Many credit Stacey Abrams — the former state House minority leader who fell short of winning the governorship in 2018 and founded the voting rights group Fair Fight — with putting Democrats on the brink of victory.

An Ossoff official said that after the general election, his campaign's volunteers have made more than 70,000 calls to Georgia voters, with 60,000 hours of shifts among 21,900 volunteers scheduled for the next two weeks. The official said that Ossoff's campaign has brought in a new team to register voters before the deadline and that it is reaching out to thousands of young Georgians who became eligible after the Nov. 3 contest.

Warnock was flanked by labor leaders, who are providing the ground organization for Democrats and vowed to redouble their efforts to deliver the state for Warnock and Ossoff as Biden leads by about 14,000 votes ahead of a recount.

"We're going to be contacting every union member in the state of Georgia. It's going to be nonstop until January," said James Williams, the president of the Atlanta-North Georgia Labor Council. "Our members are going to be tired of us contacting them, but complacency isn't an issue for us. We're going to get them out."

Unions are advocating for Biden-backed ideas like raising the federal minimum wage to $15 an hour and adding a public insurance option to the Affordable Care Act exchanges. The proposals and others would have a chance in a Democratic-led Congress, but they could be dead on arrival in a Senate controlled by Republicans.

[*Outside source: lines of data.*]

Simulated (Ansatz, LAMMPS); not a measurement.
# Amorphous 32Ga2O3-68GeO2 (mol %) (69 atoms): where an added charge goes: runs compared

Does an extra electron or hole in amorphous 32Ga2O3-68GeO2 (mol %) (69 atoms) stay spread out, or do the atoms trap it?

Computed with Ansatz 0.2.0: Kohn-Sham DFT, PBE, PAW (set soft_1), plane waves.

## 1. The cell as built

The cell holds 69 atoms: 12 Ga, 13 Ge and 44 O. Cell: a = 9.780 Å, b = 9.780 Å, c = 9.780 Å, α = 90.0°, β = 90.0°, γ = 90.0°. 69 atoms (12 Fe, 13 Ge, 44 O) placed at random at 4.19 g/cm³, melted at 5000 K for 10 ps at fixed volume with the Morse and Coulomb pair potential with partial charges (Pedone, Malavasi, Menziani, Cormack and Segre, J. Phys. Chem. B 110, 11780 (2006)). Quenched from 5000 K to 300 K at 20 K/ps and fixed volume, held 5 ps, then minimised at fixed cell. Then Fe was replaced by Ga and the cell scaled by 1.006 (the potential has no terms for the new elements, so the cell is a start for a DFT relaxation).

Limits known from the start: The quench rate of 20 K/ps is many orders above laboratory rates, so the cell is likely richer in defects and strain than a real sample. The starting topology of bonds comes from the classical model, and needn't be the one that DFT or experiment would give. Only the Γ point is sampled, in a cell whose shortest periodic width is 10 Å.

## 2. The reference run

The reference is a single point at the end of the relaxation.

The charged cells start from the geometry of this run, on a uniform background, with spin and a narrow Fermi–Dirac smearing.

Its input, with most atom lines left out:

Republicans, for their part, warn that a Democratic Senate would pave the way for "socialism," hoping to capitalize on anger over losing the presidency.

"There are very influential politicians and figures in the Democratic Party whose ideas are far outside the mainstream of what our country wants," Sen. Marco Rubio, R-Fla., told reporters Wednesday after he co-hosted a campaign event with Loeffler in a suburb of Atlanta. "And if they control the Senate, they'll be in a position to influence some of those."

Control of the Senate was a theme Tuesday of a rally for Ossoff in Atlanta, which boasts a booming metropolitan area that is home to about two-thirds of the state's population and has trended toward Democrats in recent years.

"We can't be complacent," said Jennifer Jordan, a state senator who represents Atlanta. "If we don't vote for Warnock and Ossoff, we're just going to have another situation where [Senate Majority Leader] Mitch McConnell is doing everything he can to make sure the president fails."